How Havila Breakfast, Lunch, and Dinner works.
- RetiredCormac
- Aug 11
- 3 min read
Havila offers a unique and thoughtfully curated dining experience, ensuring that guests enjoy excellent meals each day. Managing to feed all the ships guests breakfast, lunch and dinner needs some organisation behind it.
TL;DR
This blog post describes how Havila organises its main restaurant for breakfast, lunch, and dinner, whilst serving distinct menus that appeal to all within a friendly and relaxed atmosphere.
Note - This post refers to the main restaurant - the Havrand, named after the point on the horizon where the sky meets the sea. Breakfast, lunch and dinner is served here to the majority of guests.
The Havrand restaurant offers a number of fixed dishes (i.e. are on the menu every day), and an additional number that match the four different coastal regions as the ship sails through. This means that the menu subtly changes during the voyage allowing guests to try something different for breakfast, lunch and dinner every day, whilst always having a few fall back dishes. The regions that influence the food are;
Flavours of the Fjords
Flavours of the polar region
Flavours of the Arctic
Flavours of the archipelago
Havila Breakfast
Breakfast changed between our first and second trips. It is now organised so that you can help yourself to small plates of cold breakfast items. As many as you want and finish. And you separately order hot food and hot drinks, again as much as you want through the dinning assistants. The hot food then turns up to your table a few minutes later.
In addition on the second trip the seating had changed - no longer do you have a reserved seat at your preferred time, its now an unreserved seat - so you tend to find yourself with a different set of people each day as there are very few tables for just 1 or 2.
Food wise, there is pretty much everything that you'd expect to be served for breakfast. The cold items tended to vary a little each day, whilst the hot menu was the same each day.
Havila Lunch
Lunch was my favourite. In fact if we had a late breakfast I would tend to hold back a little so I could have a larger lunch!
It was a tapas style affair - where you could order as many small dishes as you wanted. We tended to order five or six dishes between us, sharing a few of them, and then have a second or even a third round of dishes. Variety was good and changed every 3 days to match the coastal region being travelled through.
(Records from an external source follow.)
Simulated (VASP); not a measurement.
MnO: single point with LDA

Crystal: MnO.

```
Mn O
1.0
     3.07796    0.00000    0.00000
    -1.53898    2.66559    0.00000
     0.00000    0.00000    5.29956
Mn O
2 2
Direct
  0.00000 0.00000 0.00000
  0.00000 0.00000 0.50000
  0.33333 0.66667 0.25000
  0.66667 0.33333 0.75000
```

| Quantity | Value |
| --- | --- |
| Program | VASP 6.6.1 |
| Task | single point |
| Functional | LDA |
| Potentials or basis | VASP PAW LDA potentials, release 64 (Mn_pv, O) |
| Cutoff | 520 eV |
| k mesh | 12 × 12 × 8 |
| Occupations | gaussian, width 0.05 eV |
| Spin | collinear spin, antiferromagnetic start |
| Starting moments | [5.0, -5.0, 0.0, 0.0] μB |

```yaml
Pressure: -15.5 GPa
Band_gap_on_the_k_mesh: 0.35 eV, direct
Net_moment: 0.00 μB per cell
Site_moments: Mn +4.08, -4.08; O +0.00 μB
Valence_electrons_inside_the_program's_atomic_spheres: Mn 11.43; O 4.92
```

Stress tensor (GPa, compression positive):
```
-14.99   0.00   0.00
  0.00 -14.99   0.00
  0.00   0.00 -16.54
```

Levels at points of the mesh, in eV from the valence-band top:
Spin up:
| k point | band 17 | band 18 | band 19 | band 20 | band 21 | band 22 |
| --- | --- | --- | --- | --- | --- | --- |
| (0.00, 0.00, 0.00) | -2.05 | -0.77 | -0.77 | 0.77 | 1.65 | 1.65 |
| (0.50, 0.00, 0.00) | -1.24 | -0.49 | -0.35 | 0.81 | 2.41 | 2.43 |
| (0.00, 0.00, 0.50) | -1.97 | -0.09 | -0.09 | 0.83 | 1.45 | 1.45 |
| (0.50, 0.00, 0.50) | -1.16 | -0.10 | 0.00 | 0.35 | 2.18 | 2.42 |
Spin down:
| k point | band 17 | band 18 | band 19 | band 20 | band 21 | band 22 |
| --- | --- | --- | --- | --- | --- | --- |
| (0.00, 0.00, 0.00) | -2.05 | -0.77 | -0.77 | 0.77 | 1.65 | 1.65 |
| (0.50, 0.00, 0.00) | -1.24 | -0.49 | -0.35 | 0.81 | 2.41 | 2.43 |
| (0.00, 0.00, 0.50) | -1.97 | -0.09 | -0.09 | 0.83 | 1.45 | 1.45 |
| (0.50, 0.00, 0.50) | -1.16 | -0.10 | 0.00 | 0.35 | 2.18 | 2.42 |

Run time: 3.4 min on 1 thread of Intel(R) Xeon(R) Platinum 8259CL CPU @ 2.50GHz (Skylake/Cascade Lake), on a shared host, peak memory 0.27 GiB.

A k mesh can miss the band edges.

Seating and timing preferences are agreed with the restaurant manager once boarded on your first day - so same time and same seat for lunch and dinner through out the journey. I believe you can change where you sit - subject to their being space elsewhere.
Havila Dinner
Dinner is a 3 course affair starter, main dish, and dessert. I was told via some facebook comments from more recent guests that you can ask for a larger main course if desired. Vegetables are served separately, and you can ask for more of these as well. Again - ordering as much as you finish.
Additional Points
If you buy a bottle of wine with any meal the dinning assistants are happy to seal, stick a label with your name on it and store at the right temperature for when you want to have another glass.
To prevent food waste portions are small - think a thrid of what you imagine they should be, but you can have as many as you want. Best thing is you don't find yourself full struggling to finish half a bowl of cold chips.
Havila places an emphasis on using local ingredients, which helps support sustainability.
There are also a different range of choices available at the Cafe (Havly) and Fine Dining (Hildring) which I don't cover here.
Final Thoughts
All this is served in a spacious dining room situated toward the back of the ship, with floor to ceilling windows providing fantastic views. Window seats aren't necessary - the views can be appreciated from any seat in the restaurant.
Opening hours
Breakfast: 07:00 – 10:00 - Final seating 09:30
Lunch: 11:30 – 14:30
Dinner: 18:00 – 21:00 - Final seating 20:30
Happy travels!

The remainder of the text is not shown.